On the Accumulation of Individual Probabilities

by J. W. Deardorff, 2003

A heuristic approach. A simple formula allows one to provide an overall probability, P, that something is true or false -- hoax or no hoax -- if these are the only two possible outcomes, given that a collection of mutually exclusive pieces of evidence e(i) exist that bear upon the problem, each of which by itself lends an indication or judgment indicative of either hoax or no hoax. We may more correctly think of these pieces of evidence as the judgments that they invite. A probability p(i), which lies between zero and one, is then assigned as to the likelihood that each judgment is correct. If any one piece of evidence is considered so convincing one way or the other that its associated p value is assigned p = 0 or 1, then the matter is considered settled then and there. Hence, in any practical application, neither limiting extreme, 0 or 1, enters into the problem. In the Matthew-TJ verse comparisons of this website, a p value is expressed at the end of each set of verse comparisons in terms of pHoax, for which a value close to zero will suggest a small probability that the TJ verse/passage in question could have been generated by a hoaxer. A value of 0.5 indicates that one cannot decide which direction the dependency goes for that particular verse comparison. A verse comparison assigned a value greater than 0.5 indicates that, if no other information were available, a literary hoax would seem more likely than that the writer of Matthew made use of the TJ.

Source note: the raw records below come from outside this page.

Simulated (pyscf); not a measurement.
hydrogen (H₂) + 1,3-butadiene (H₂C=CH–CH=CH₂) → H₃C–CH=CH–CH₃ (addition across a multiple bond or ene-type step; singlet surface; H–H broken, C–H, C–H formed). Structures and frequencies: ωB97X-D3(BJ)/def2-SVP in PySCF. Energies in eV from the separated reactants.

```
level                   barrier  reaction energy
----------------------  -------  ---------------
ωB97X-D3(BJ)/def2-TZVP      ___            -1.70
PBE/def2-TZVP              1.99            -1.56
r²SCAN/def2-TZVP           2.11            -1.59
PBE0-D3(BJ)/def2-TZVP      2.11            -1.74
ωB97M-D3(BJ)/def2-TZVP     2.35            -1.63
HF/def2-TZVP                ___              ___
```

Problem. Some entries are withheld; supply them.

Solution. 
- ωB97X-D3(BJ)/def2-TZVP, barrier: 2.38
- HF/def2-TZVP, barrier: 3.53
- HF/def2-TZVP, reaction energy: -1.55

I am indebted to Bill McKie, Earth Science Division at NASA Ames Research Center, Moffett Field, CA, for my first exposure to the formula and its derivation, as follows:

    
      M1
 P = --------
      M1 + M2

where M1 = p(1) * p(2) * ... * p(n)

and   M2 = [1-p(1)] * [1-p(2)] * ... * [1-p(n)],

the asterisk (*) denotes multiplication, and there are n values of p involved.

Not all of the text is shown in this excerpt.